Read This: A guided tour through David Bowie’s personal record collection
David Bowie was a musician, but he was also a lifelong lover of music and amassed quite a collection of LPs. In November 2013, he shared with Vanity Fair a collection of his 25 greatest record store discoveries, and this list has now resurfaced on the blog of web designer Sam Allemang. Bowie begins his survey of favorite records with a disclaimer: “There is no way to do a list of my favorite albums with any rationality.” With apologies to The Beatles and Nirvana, he rules out any albums that are “too obvious.” What’s the fun in telling people about records they already know and likely own? The goal of Bowie’s list is to recommend some cherished albums to readers so that they, too, might share in his audio adventures. “If you can possibly get your hands on any of these, I guarantee you evenings of listening pleasure, and you will encourage a new high-minded circle of friends,” he writes with his characteristic dry wit, “although one or two choices will lead some of your old pals to think you completely barmy.” He also laments that a few of his selections were proving difficult or impossible to find on CD.

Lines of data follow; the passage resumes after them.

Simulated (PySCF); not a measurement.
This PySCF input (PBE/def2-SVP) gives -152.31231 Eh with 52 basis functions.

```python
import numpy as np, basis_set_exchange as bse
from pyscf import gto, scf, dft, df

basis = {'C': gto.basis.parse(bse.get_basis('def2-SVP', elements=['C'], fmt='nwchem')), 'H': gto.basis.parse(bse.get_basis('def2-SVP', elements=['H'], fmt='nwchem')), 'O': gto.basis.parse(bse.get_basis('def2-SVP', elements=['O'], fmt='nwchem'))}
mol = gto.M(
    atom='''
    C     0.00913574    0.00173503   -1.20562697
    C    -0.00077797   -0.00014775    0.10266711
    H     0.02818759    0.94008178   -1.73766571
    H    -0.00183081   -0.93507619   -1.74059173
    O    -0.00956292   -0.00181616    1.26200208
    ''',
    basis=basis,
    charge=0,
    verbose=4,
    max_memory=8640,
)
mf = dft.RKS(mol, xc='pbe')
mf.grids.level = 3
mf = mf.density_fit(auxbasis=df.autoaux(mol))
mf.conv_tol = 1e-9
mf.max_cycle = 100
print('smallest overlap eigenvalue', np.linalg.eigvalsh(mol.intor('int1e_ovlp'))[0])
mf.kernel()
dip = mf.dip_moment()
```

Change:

So what does David Bowie include on his list? Considering Bowie’s deep and freely acknowledged debt to African-American music, the article contains a gratifying number of selections by the legendary artists of blues and classic R&B (James Brown, Little Richard, John Lee Hooker). And there are some expected nods to art-rockers of Bowie’s own generation (The Velvet Underground, Syd Barrett), plus a few titles from the world of classical music and opera (Igor Stravinsky’s Le Sacre Du Printemps, Gundula Janowitz’ recording of Strauss’ Four Last Songs). But Bowie being Bowie, there are plenty of wild card selections here, too, like The Glory (????) Of The Human Voice, a novelty LP by the melodically challenged and apparently naive Florence Foster Jenkins. (“Be afraid,” Bowie warns. “Be very afraid.”)
What makes this article a keeper is that it is highly autobiographical and intimate. Bowie not only describes these records and explains why he loves them, he also describes what was happening in his life when he heard these records and how they affected him. A Charles Mingus album, for instance, brings to mind Bowie’s memories of a particular department store in his hometown of Bromley. And when it comes time to describe the cast album of Jacques Brel Is Alive And Well And Living In Paris, Bowie begins this way: “In the mid ’60s, I was having an on-again, off-again thing with a wonderful singer-songwriter who had previously been the girlfriend of Scott Walker. Much to my chagrin, Walker’s music played in her apartment night and day.” But it was through Walker’s music that Bowie discovered the songs of Jacques Brel.